The Cabry Family: railway engineers

£ 13.95


Softback – ISBN 978 0 901461 17 9    h = 230mm, w = 175mm, 112pp

32 photographs, 26 line drawings, 3 maps



19th-century railway biography has concentrated on major personalities such as Brunel and the Stephensons. They were certainly men of vision but their ideas could not have become reality without able young engineers who assisted them in the mammoth task of building Britain’s railways.

The Cabry’s were such men – they were protégés of George Stephenson and in time created their own sphere of influence which lasted virtually to the end of the Victorian era. Their story is a fascinating one and reveals many of the problems that had to be overcome in the pioneering years of railway operation in Britain and the newly-formed state of Belgium.

Their many contacts in the railway engineering world give us a valuable insight into the growing complexities of Victorian railway management, and the relationship between the characters involved makes interesting and at times amusing reading.

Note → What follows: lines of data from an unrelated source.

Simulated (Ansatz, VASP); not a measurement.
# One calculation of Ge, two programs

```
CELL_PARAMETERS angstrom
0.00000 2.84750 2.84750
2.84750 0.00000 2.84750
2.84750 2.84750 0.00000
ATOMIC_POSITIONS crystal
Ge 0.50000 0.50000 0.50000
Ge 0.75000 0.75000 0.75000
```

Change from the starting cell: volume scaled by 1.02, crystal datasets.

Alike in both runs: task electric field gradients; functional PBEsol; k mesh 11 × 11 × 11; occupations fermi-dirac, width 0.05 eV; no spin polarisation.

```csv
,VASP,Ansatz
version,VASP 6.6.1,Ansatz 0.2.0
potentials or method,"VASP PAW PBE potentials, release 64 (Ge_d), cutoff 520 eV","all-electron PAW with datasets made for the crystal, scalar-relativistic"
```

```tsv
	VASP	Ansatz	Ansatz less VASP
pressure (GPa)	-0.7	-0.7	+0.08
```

A major undertaking by the Cabrys was the replacement of 80 timber bridges and viaducts on the North Eastern Railway and the author – a specialist in the subject – has included a special review of this work.

Brian Lewis has diligently researched wide-ranging sources to bring us this long-overdue appraisal of a significant 19th-century railway dynasty, and this record fills an undoubted gap in the railway histories of the period.